March 25, 2009
Jewel thief turns things around in retirement
Former burglar speaks to SUNY Cortland students about past, reforming himself after prison
Bob Ellis/staff photographer
George Feder, once one of America’s most wanted jewel thieves who now uses the knowledge he gained as a criminal for good, speaks on SUNY Cortland campus Tuesday night.
Every so often when George Feder passes by a jewelry store and looks through the window at the merchandise, he cannot help calculating what his take would be if he stole it.
He shrugs off the idea now, but over 30 years ago the temptation would have been too hard to resist.
Feder, 64, who lives in Florida, spent 14 years stealing jewelry from wealthy people there and at other locations around the country.
Captured by police in 1977, he spent about 10 years in the Florida prison system for grand larceny, conspiracy, possession of burglary tools and racketeering charges for importation of cocaine from South America.
Feder said his specialty was breaking into high-rise residences in broad daylight, simply by picking the lock.
Feder spoke to SUNY Cortland students Tuesday about his criminal career and the path he took after realizing prison was a place he never wanted to visit again.

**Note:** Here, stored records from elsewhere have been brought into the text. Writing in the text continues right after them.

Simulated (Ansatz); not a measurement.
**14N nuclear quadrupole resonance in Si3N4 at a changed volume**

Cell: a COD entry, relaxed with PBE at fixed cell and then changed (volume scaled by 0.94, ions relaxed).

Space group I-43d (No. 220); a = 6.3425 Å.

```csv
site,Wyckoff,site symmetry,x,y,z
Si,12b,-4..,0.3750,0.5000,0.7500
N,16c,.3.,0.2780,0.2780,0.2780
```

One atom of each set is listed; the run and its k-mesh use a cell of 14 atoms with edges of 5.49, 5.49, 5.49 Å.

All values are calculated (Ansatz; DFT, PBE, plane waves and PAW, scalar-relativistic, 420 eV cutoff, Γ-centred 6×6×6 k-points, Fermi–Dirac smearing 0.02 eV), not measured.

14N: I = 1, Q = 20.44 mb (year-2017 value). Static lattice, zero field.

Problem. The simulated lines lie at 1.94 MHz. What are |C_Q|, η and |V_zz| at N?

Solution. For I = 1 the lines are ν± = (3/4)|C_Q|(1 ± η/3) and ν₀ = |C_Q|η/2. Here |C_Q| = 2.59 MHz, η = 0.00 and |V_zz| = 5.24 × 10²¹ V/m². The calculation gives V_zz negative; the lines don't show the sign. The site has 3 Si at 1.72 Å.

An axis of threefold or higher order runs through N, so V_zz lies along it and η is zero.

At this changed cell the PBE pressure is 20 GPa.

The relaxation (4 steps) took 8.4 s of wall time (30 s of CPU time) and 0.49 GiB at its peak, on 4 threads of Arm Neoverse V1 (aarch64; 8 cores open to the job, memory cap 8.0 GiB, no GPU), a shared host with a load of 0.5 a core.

“Very little is done in prison to rehabilitate people,” he said. “What it did was get me in great physical shape.”
Feder said he accumulated about $15 million during his criminal career, averaging about $1 million annually from jewelry thefts alone.
When anyone asked about his finances, he said he was “in real estate.”
In prison, the Internal Revenue Service seized Feder’s finances and paid off what he owed to victims.
Today Feder works as a security and criminal consultant for law enforcement officials around the country and has appeared on TV on America’s Most Wanted offering his expertise about criminal behavior.
He has worked as a crime prevention consultant for 12 years, speaking about how to properly protect homes from thieves, which he said is primarily how he earns his living.
Stuart Traub, a SUNY Cortland professor of criminology, grew up with Feder and asked him to speak with students.
Traub said his goal was to expose students to what really goes on in the criminal world. Students packed Brockway Hall’s Jacobus Lounge to listen as Feder described his experiences.
Feder said prison was a wake-up call for him to change his life, but he found his burglary habits quickly replaced by alcohol.
He became an alcoholic and enrolled in the 12-Step Program in Florida, eventually reforming himself.
Overcoming his obsession for stealing proved difficult because of how good it felt, he said.
“I became invincible mentally,” Feder said. “I was probably calmer committing that type of burglary than going to a movie.”
He said he sold the merchandise to jewelry dealers, Hollywood movie stars and executives, members of organized crime, as well as many others. Other criminals often recommended buyers to him.
When asked if he could name some of his buyers, Feder smiled and said he would not identify them.
Feder never carried a weapon or spent more than five minutes inside a residence during a break-in.
“I didn’t want to kill anybody,” Feder said.
Should anyone catch him inside, he said he would often have a story ready. Sometimes he would be disguised as a construction or maintenance worker.
“It was about the rush for me, I enjoyed it,” he said.
He evaded capture by not bragging about his thefts and spending money cautiously. Police began tracking him after a witness saw him try to break into a high-rise residence.
He said the secret to his success was portraying himself convincingly, adding people would believe whatever they wanted to see.
Growing up in Queens gave Feder his first glimpse at the temptations offered by organized crime. He idolized a local mafia figure, whom he would only identify as “Benny.”
His mafia contacts taught him about lock picking, and he learned various other tricks over the years.
“What put me on this path was me,” Feder said. “It looked good to a young, stupid kid.”
Feder’s first theft was stealing jewelry from an apartment in his Queens neighborhood. He was 16 years old.
He gained recognition by networking with mafia contacts he made while growing up, paying them percentages of the profits he made.
Feder believes now prison is not the best solution and advocates for spending on rehabilitation programs for inmates.
Most people resort to burglary and stealing out of desperation, he said. This is especially true of inmates who return to society and cannot find a job to feed their families.
“Not all people, but some, have to resort to doing whatever they have to do,” Feder said. “And not even many clean people can get jobs today.”
He told students expensive home security systems such as those through ADT are not the best approach to keeping a home safe.
“A real thief would just cut the phone line,” Feder said.
A $15 door alarm that gives off a loud noise would be much more effective and probably keep a thief away because it attracts attention, he said.